We gave our policy views recently to the Solicitor General (who represents the Administration in front of the Supreme Court) on a case called Stoneridge Investment Partners v. Scientific-Atlanta. The core policy issue at stake is one of third party liability, and it’s an important element of an ongoing debate about litigation and whether the United States will continue to be the best place in the world to do business. Let’s look at an example.

Tom runs a business.

Richard is a banker. He makes a loan to Tom’s firm, which Tom uses to finance a business transaction.

Tom fraudulently misstates his accounting for this transaction, deceiving his shareholders. Richard knew nothing about Tom’s fraudulent behavior.

Tom gets caught. The Securities and Exchange Commission (SEC) goes after Tom.

Harry is a shareholder in Tom’s firm. After Tom is caught, Harry sues Tom’s firm. (Harry probably has help from some class action lawyers who are happy to help him sue, for a cut.)

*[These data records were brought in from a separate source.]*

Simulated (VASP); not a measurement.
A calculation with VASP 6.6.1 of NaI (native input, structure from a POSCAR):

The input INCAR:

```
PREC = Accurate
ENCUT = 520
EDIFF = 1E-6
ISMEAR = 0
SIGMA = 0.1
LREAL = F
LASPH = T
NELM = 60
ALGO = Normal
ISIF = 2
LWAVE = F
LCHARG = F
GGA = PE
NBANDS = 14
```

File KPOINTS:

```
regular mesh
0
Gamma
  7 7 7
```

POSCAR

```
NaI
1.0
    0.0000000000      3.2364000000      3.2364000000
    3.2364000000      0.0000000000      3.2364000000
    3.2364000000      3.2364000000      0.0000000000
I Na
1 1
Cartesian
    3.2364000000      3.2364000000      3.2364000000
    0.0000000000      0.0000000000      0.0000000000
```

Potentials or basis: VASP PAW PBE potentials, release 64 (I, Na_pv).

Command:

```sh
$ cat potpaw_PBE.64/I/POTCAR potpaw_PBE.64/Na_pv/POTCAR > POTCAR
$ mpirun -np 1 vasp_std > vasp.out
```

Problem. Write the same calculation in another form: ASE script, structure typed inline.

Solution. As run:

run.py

Should Harry also be allowed to sue Richard’s bank? Should a third party (whether a banker, supplier, or other service provider) that does business with a firm be subject to lawsuits from that firm’s shareholders, if that firm behaves fraudulently? We think the right answer is no. Imposing liability would impose significant costs that we believe would harm the U.S. economy, and make doing business in the U.S. less attractive.

In the scenario above, if Richard’s bank were sued, a negotiation between the bank and Harry (or, more likely, between the bank and the class action lawyers who represent Harry) would probably ensue. The increased costs imposed on Richard’s bank would not only make the bank less profitable, but they would also raise financing costs for other firms. Higher financing costs reduce investment, deter innovation, and slow economic growth.

In addition, a third party will obviously know less about a firm’s books and operations than the firm’s executives and board of directors. Bankers, suppliers, and service providers are focused on running their own business, and not on supervising the business of their clients. Federal securities laws rightly impose the responsibility for corporate oversight of a company’s accounting and operations on that company’s executives and board, not third parties. It’s wasteful and inefficient to have multiple parties responsible for the same due diligence on one firm.

Finally, such a requirement would be unfair to firms that are good actors. The threat of litigation would force many good actors to pay to settle lawsuits for bad behavior on the part of another firm, something over which the good actor has no control. Spreading the costs of that litigation risk away from the bad actors also reduces the deterrent that exists today to discourage bad actors from behaving badly.

We think that current enforcement tools are strong enough both to deter bad behavior by Tom, and to compensate Harry for his losses. The SEC has criminal enforcement authority that it can and does use against Tom, and also against Richard and his bank if he facilitates Tom’s fraud. Harry can sue Tom. In addition, if Richard the banker also violates SEC laws, the “Fair Funds authority” created under the Sarbanes-Oxley Act gives the SEC the power to collect from Richard to repay Harry and the other defrauded shareholders.

So what’s the process? The SEC decided on a 3-2 vote to ask the Solicitor General (SG) to support the plaintiffs in Stoneridge. The Solicitor General requested the President’s policy view, and the President expressed a policy view (similar to that expressed above) that differs from the SEC’s. The President did not direct the Solicitor General as to which side the SG should take in the Stoneridge case. The SG also received views similar to the President’s from the Treasury Department, as well as from the (independent) Federal Reserve and the Office of the Comptroller of the Currency (an independent banking regulator).The SG decided Monday not to file a brief in support of the plaintiffs. He now has about four more weeks to decide whether to file a brief in support of the defendants.

The United States has the strongest economy and the most competitive financial markets in the world. But increased litigation risk is a serious problem now, and any increase in the costs of litigation risk can further damage our strong economic and financial system. We want a system in which good behavior is encouraged, bad behavior is deterred, most people are focused on producing the goods and services that make our economy grow, and the wasted costs of litigation are as small as possible.